Data Management Practices Post GDPR: What Has Changed

One of the biggest benefits of Data Management Platform is better data management and security, both key to GDPR compliance.

Data Management Practices Post GDPR

Indeed, GDPR compliance has taken center stage in organizations with some undertaking a thorough review of their data management practices.

And it’s true that it’s no longer business as usual when we come to how your businesses should handle third-party data in the GDPR age.

So, what has changed?

  • Forgetting Systems Have Become A Necessary Devil

Under article 17, the data subject is given full rights to be ‘erased’ from your systems or to be forgotten.

This means that whatever data management plan you’re running, you’ll never hold on to personal data if it’s no longer necessary.

In the era of high interconnectivity and rampant data sharing, implementing the ‘right to be forgotten’ isn’t a piece of cake.

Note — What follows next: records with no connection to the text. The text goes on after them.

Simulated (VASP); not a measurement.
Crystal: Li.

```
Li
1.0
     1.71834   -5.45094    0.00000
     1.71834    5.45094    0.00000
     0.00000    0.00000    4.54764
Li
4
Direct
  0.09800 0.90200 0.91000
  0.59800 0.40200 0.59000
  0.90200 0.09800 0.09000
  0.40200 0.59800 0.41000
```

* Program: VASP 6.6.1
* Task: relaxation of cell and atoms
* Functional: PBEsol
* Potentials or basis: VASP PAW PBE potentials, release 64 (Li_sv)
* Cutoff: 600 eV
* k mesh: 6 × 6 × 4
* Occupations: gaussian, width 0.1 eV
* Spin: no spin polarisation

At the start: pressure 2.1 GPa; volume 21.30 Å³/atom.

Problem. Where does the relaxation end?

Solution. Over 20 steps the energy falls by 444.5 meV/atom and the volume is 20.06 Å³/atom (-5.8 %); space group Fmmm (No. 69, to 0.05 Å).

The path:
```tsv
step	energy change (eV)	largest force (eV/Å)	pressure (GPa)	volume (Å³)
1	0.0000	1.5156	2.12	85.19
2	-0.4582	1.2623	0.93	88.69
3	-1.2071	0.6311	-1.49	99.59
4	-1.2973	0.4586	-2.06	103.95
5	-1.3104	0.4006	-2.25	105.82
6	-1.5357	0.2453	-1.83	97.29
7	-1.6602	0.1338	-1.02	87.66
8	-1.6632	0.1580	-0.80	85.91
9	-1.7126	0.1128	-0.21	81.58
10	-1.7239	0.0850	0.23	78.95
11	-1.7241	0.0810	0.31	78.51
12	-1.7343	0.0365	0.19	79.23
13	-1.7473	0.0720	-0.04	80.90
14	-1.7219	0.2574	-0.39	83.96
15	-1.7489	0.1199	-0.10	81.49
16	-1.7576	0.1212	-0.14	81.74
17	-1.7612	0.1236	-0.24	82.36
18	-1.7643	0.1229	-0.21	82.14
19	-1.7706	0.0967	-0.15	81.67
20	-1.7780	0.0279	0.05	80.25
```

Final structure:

Companies have therefore been forced to tweak their systems to automatically erase private data when due or implement new ‘forgetting’ systems.

  • Data Capture Is Now A Sophisticated Process

In the past, you could get away with assumed consent when capturing client’s data. Not anymore.

You now need to obtain permission from the user before recording their personal details and using them in any way.

GDPR has even attempted to redefine how you can use cookies and tracking data from websites although the provisions aren’t very specific.

The bottom line?

You either overhaul the sign-up process and restructure data capture processes or fall foul of the new law.

Businesses are also expected to use very plain language when requesting information from their customers and to use this information for the purposes for which it was collected.

  • The Question Of How and Where to Store Gathered data

Transparency rules and with it comes the headache of how and where to store collected data.

You see, previously, data was all about you so could decide to file it on the cloud or wherever you deemed fit.

But now, data is all about the owner and he has been assigned a right to demand full disclosure about how his information is stored and applied.

Additionally, the security of yourcustomers’ data now takes priority regardless of whether you’re keeping it in local storage, online, or in a hybrid system.

As a result, many organizations are now choosier when sharing the data with some going as far as deploying new expensive security systems.

  • Data Management Plans (DMPs) Have Changed Dramatically

The new jargon is “privacy at all costs” and companies trading with or in the European Union have had to up their privacy game.

This has involved the addition of stronger monitoring controls and upgrades in DMPs to help data controllers meet the requirements of the law.

This explains the belated rising to prominence of DMPs across the globe.

Final Word

Since coming into force, the GDPR has triggered a massive relook into data management plans as businesses race to achieve compliance.

From forgetting systems to restricting of data storage systems, the change has been dramatic.

Many businesses have been lucky to have a comprehensive guide about DMP guiding them while others have been using a trial and error approach.

Either way, it’s no longer business as usual for organizations.